The hon. Member for Witham (Priti Patel), who is no longer in her place, highlighted the need to support the law-abiding. I assume that she means in both the settled and the travelling communities, and I entirely agree with that sentiment. The hon. Member for East Hampshire made a strong case for the freedom to live one’s life as one chooses, but he made it clear that with that freedom must come responsibility. Again, I doubt if anyone here would disagree. The hon. Member for Weaver Vale (Mr. Evans) said how important it was for policies to be seen to be fair across communities. He spoke of businessmen who, almost by stealth, can change green belt sites into sites for Travellers, which was an extremely pertinent comment. We certainly need to consider that outrageous scam, as some people are making a lot of money from it. The hon. Gentleman was quite right to bring that to the attention of the House.

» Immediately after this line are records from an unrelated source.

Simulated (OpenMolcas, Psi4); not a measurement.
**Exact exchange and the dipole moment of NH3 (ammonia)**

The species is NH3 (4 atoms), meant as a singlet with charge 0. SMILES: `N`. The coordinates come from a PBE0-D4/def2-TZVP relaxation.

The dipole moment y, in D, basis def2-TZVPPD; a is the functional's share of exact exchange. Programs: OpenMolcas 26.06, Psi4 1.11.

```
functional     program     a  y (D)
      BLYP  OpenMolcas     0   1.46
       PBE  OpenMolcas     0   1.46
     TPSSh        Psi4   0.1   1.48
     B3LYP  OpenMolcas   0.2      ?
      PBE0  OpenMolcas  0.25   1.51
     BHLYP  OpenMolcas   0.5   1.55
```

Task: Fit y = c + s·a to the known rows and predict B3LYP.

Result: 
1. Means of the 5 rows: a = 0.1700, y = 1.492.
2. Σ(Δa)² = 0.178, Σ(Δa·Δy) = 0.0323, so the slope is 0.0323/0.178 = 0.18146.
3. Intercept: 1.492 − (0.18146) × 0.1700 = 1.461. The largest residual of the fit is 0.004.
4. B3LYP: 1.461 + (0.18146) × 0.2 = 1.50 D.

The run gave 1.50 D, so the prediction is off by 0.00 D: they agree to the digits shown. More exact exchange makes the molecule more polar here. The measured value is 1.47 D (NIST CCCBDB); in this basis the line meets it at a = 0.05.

Where unauthorised sites exist, we should come down on them like a ton of bricks. Being able to move quickly is often the key. Sadly, however, we have heard that many local authorities are slow to respond when local residents draw their attention to the fact that Travellers might have moved in. They need to act as early as possible, and have the power to move them on to authorised sites or to sites out of the area, while ensuring that there are no specific welfare issues. The powers exist, but as the hon. Member for Witham flagged up, her constituency contains a number of local authority areas, and some of them use the powers well and some do not. In this localist world, it behoves local authorities to act, but they should understand that they have a responsibility to a much wider community.

Having a spread of authorities would clearly help, but I am not wholly convinced that the Government’s proposals address the question when taken in the round. The Government should avoid contradictory aims, and I am therefore most interested to hear what the Minister has to tell us.